German brand Ion was originally known for making windsurfing and watersport focused kit but has since branched out into the world of dirt.
With a focus on details, its kit has been developed with specific criteria in mind and the Transom 16 pack is no exception, designed for day-long mountain bike trail rides.
Ion Transom 16 backpack specifications
There are loads of internal organisers, which is good, but these are all located in one single pocket, which isn’t so good. Simon Bromley
Even though the Transom’s only got one main zipped pocket, it is crammed full of features.
Inside this pocket, there’s space for your bladder behind the separate tool organiser with five compartments, two of which have zip closures.
The tool organiser is attached to the bag’s body with Velcro and is removable. Inside the main pocket are two additional elastic compartments and a further fleece-lined zipped pocket.
The outside of the bag has two elastic side pockets, a zipped pocket on the right-hand hip strap and a smaller zip pocket on the bag’s body and, finally, helmet and kneepad securing points.
Air Conditioning activated. Simon Bromley
Although the amount of storage is impressive, the bag’s party piece is its Air Conditioning system that relies on a slider that can be set to move the bag away from your back, creating an air gap to help reduce heat and a sweaty back.
The bag’s got multiple levels of adjustment to fine-tune the fit of the shoulder straps, as well as the Air Conditioning system and a padded waist strap.
There’s also an adjustable chest strap and it has built-in bladder hose clips. Included with the bag is a detachable rain cover.
Ion Transom 16 backpack performance
The bag’s got a lot of adjustments on it. Simon Bromley
Because of the high levels of adjustability, I found the bag particularly tricky to set up correctly and make comfortable on my back, even when following the instructions to the letter.

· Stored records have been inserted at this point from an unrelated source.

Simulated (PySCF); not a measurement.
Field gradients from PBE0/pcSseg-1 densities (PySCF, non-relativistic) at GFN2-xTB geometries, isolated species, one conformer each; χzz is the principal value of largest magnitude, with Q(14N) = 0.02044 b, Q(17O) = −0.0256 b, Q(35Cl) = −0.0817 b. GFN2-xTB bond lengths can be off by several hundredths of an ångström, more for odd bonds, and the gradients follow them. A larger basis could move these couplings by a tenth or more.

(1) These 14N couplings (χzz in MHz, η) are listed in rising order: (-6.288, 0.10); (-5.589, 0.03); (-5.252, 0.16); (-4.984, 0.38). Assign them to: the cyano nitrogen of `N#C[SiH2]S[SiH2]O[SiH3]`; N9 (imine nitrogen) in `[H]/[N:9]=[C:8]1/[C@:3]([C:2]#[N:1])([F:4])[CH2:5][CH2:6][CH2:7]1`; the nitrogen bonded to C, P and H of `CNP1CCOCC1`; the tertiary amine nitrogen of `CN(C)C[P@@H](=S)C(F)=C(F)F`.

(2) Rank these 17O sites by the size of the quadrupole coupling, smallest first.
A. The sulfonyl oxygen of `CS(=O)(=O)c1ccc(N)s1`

During the setup process, I managed to pull the plastic chest strap clean off its fabric runner. It was possible to reattach the strap, but I had to damage the material of the runner slightly to force it back on.
It’s likely this was an isolated incident, and plenty of bags use the same system as Ion to allow vertical adjustment of the securing straps.
The first time I used the bag the chest strap broke away from its mounting point. Simon Bromley
The sheer number of internal pockets in the bag was welcome, but if you’re not selective with where you put bulky items, the risk of them damaging more valuable possessions is high.
This is because there’s only one compartment to store all of your things.
More space for more items. Simon Bromley
The dedicated bladder section works well and the elasticated retaining straps kept it in place as it emptied.
However, the bladder sits quite deep in the bag, so finding one with a long hose is essential if you don’t want to contort your neck to drink from it.
The bag was comfortable once I got it set up and hid its weight well even when fully loaded with a 3-litre bladder and a day’s worth of supplies.
The bag’s weight is mostly concentrated through the large, padded hip strap, but the size and location of this strap prevents access to jacket pockets and compressed any items I had in there into my body.
There’s plenty of space for helmets. Simon Bromley
When loaded up, it did bounce up and down over bumps but never from side-to-side. Considering the lengthy setup process and number of adjustments I was disappointed at how much it moved.
The Air Conditioning system did reduce sweat build up on my back and there’s a marked difference between it being on or off.
In theory – and to some extent in practice – it’s a clever system, but it’s difficult to operate, especially when you’re on the move.
The Air Conditioning system is hard to use and adds weight but is good at keeping your back less sweaty. Simon Bromley
The clips are quite stiff to open and the bag is hard to slide along the rails in the correct plane when opening or closing the system on the move. I found that stopping and adjusting the bag was the only way the system was guaranteed to work.
The extra bulk and complication it adds to the bag’s design certainly aren’t outweighed by the benefits it brings, particularly because it’s hard to use.
Rainstorms were brushed off with impunity and the bag’s smooth surface was very easy to clean once it got covered in muck. For torrential downpours, there is a rain cover, but I never opted to use it.
There’s plenty of space for helmets. Simon Bromley
The helmet carrier is storied in its own zipped pocket on the outside of the bag and is attached to four loops on each corner. It’s easy to set up and is big enough to take both full-face and open face helmets.
Helmet storage is secure and I wasn’t worried that my lid was going to bounce out even over very rough terrain. The helmet carrier doesn’t interfere with the knee pad carrying straps and it’s possible to attach both to the bag simultaneously.
There’s a microfibre-lined pocket for delicate items. Simon Bromley
Removable chin bars can be safely stored in the lid carrier, too.
Ion Transom 16 backpack bottom line
Each strap can be adjusted to fit your shape. Simon Bromley
Despite having some very natty features the bag’s execution is less refined. In fact, it weighs almost double the majority of other bags I’ve tested with similar carrying capacities.
Combine the hard-to-use features with its sheer bulk and I just can’t rate the Transom 16 over more simple designs.